The Writings of Abraham Lincoln Vol. 1-7

Now, in regard to his reminding me of the moral rule that persons
who tell what they do not know to be true falsify as much as
those who knowingly tell falsehoods. I remember the rule, and it
must be borne in mind that in what I have read to you, I do not
say that I know such a conspiracy to exist. To that I reply, I
believe it. If the Judge says that I do not believe it, then he
says what he does not know, and falls within his own rule, that
he who asserts a thing which he does not know to be true,
falsifies as much as he who knowingly tells a falsehood. I want
to call your attention to a little discussion on that branch of
the case, and the evidence which brought my mind to the
conclusion which I expressed as my belief. If, in arraying that
evidence I had stated anything which was false or erroneous, it
needed but that Judge Douglas should point it out, and I would
have taken it back, with all the kindness in the world. I do not
deal in that way. If I have brought forward anything not a fact,
if he will point it out, it will not even ruffle me to take it
back. But if he will not point out anything erroneous in the
evidence, is it not rather for him to show, by a comparison of
the evidence, that I have reasoned falsely, than to call the
“kind, amiable, intelligent gentleman” a liar? If I have
reasoned to a false conclusion, it is the vocation of an able
debater to show by argument that I have wandered to an erroneous
conclusion. I want to ask your attention to a portion of the
Nebraska Bill, which Judge Douglas has quoted:

“It being the true intent and meaning of this Act, not to
legislate slavery into any Territory or State, nor to exclude it
therefrom, but to leave the people thereof perfectly free to form
and regulate their domestic institutions in their own way,
subject only to the Constitution of the United States.”

Thereupon Judge Douglas and others began to argue in favor of
“popular sovereignty,” the right of the people to have slaves if
they wanted them, and to exclude slavery if they did not want
them. “But,” said, in substance, a Senator from Ohio (Mr. Chase,
I believe),

“we more than suspect that you do not mean to allow the people to
exclude slavery if they wish to; and if you do mean it, accept an
amendment which I propose, expressly authorizing the people to
exclude slavery.”

I believe I have the amendment here before me, which was offered,
and under which the people of the Territory, through their
representatives, might, if they saw fit, prohibit the existence
of slavery therein. And now I state it as a fact, to be taken
back if there is any mistake about it, that Judge Douglas and
those acting with him voted that amendment down. I now think
that those men who voted it down had a real reason for doing so.
They know what that reason was. It looks to us, since we have
seen the Dred Scott decision pronounced, holding that “under the
Constitution” the people cannot exclude slavery, I say it looks
to outsiders, poor, simple, “amiable, intelligent gentlemen,” as
though the niche was left as a place to put that Dred Scott
decision in,–a niche which would have been spoiled by adopting
the amendment. And now, I say again, if this was not the reason,
it will avail the Judge much more to calmly and good-humoredly
point out to these people what that other reason was for voting
the amendment down, than, swelling himself up, to vociferate that
he may be provoked to call somebody a liar.

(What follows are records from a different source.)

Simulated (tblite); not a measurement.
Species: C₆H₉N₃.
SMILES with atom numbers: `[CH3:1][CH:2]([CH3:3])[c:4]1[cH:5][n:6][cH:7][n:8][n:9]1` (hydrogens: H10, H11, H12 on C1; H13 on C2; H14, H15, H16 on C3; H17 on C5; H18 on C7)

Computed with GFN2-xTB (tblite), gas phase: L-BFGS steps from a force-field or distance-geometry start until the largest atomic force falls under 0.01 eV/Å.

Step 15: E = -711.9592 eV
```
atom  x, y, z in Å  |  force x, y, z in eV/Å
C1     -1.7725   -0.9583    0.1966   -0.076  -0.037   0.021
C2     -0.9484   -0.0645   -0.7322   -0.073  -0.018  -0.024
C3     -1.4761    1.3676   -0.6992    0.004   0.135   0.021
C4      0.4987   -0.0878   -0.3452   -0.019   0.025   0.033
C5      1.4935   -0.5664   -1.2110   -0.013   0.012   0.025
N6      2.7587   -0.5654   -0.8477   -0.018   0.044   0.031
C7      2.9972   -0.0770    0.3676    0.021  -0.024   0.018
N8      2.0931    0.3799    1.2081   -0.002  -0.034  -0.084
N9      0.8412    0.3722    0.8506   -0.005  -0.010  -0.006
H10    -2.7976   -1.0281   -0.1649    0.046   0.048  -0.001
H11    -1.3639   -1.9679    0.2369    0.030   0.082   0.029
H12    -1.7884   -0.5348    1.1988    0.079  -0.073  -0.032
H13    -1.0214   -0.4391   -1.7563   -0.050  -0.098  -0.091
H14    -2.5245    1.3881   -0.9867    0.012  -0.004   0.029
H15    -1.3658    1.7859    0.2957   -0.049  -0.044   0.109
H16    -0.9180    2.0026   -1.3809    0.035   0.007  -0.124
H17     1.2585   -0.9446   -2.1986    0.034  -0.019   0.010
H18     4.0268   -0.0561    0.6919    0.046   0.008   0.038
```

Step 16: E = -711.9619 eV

Again: There is in that same quotation from the Nebraska Bill
this clause: “It being the true intent and meaning of this bill
not to legislate slavery into any Territory or State.” I have
always been puzzled to know what business the word “State” had in
that connection. Judge Douglas knows. He put it there. He
knows what he put it there for. We outsiders cannot say what he
put it there for. The law they were passing was not about
States, and was not making provisions for States. What was it
placed there for? After seeing the Dred Scott decision, which
holds that the people cannot exclude slavery from a Territory, if
another Dred Scott decision shall come, holding that they cannot
exclude it from a State, we shall discover that when the word was
originally put there, it was in view of something which was to
come in due time, we shall see that it was the other half of
something. I now say again, if there is any different reason for
putting it there, Judge Douglas, in a good-humored way, without
calling anybody a liar, can tell what the reason was.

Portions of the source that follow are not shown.